When you are using R for work, or even for personal research, your work often requires collaborating with others. These collaborators include your research partners, co-workers, yourself in the future, and even people who never code but would like to understand the work that you are doing (such as a supervisor who doesn’t code themselves). Collaboration is immensely helpful as it can cut down the work load and make it easier to solve problems by thinking through problems together (and your collaborators may know tricks or shortcuts that you don’t). However, it also adds a level of complexity to your work as it requires you to write code that other people can quickly and easily understand (so you don’t waste their time). This chapter discusses some of the best practices for working with collaborators (again, yourself in the future is a collaborator!). This is a topic widely discussed in programming books so if you would like more information, please read a book dedicated to this topic.
19.1 Code review
When you collaborate with other people, you will probably each be working on a separate (though related) part of the project and then combine each parts when you are done. Combining your code could be through emailing each other R Scripts - and having one person combine everything - or something more formalized such as using Git, which we discuss in Chapter 21. However you decide to do this, it is important to use a process to review collaborator’s code to check for mistakes. This is a similar process to having a colleague read a paper draft before submitting it.
Code review is a useful technique for reducing the number of mistakes as it is a check on the work before using the code for real. Code review generally involves having one person who writes the code send it to another person who checks the code for any potential mistakes or issues. This check involves ensuring that the code meets the specified style (this is discussed further in Section 19.1.1) and that there are no bugs. For the person having their code reviewed, having comments explaining the what and why of the code (discussed more in Section 19.2.1) will help the reviewer quickly go through the code. The code should also be relatively short, comprising of a specific R Script (or related scripts) and no more than a few hundred lines of code. This is because as code gets more interrelated and complex, it is harder for someone unfamiliar with the code to understand it and see any issues. That means that a reviewer for long code is more likely to miss issues and take longer to review. Reviewing shorter code, even if that means reviewing more often, is often far more efficient for both the reviewer and reviewee and catches more issues.

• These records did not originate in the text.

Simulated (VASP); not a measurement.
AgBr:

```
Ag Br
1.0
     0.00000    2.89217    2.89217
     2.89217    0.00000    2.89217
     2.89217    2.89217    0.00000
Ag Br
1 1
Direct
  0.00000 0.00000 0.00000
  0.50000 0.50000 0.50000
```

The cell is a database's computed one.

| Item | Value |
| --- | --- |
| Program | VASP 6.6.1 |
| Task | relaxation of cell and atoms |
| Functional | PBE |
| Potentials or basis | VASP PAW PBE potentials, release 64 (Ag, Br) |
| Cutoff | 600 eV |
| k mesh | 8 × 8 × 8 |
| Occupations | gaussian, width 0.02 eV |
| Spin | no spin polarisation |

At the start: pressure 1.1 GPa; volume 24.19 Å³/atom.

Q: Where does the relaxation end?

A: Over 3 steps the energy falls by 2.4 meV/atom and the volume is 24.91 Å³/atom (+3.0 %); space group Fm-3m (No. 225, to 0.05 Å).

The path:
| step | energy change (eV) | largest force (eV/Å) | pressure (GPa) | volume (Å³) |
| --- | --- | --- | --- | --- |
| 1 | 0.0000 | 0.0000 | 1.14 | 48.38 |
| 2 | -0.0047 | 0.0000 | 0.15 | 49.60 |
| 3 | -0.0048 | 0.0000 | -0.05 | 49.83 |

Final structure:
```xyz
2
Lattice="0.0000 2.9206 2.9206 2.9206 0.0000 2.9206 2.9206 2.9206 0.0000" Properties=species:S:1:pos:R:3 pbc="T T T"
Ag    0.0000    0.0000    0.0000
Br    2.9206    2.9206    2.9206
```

In cases where you have unit tests written for the code, these tests are an automated form of code review as they too check for mistakes. To save peoples time, you should avoid sending the code for review until it passes all unit tests. However, if you’re stuck and can’t get certain tests to pass, working with someone else to solve the problem is often faster than doing so yourself because then you have an outside perspective who may see something you lost.
For code review to be most efficient, I recommend developing some rules with your collaborators to specify how and when code review is done. For example, you should determine who reviews certain people’s code (ideally with senior people reviewing junior people’s code) and how often it is done. I believe that doing code reviews relatively frequently (i.e. after a working draft of some code is ready) is useful as you can catch issues early and not waste anyone’s (especially the personal writing the code) time. However, having hard time limits is probably ill-advised as sometimes writing certain code takes far longer than expected and reviewing an unfinished (and potentially far from finished) bunch of code is not efficient for anyone.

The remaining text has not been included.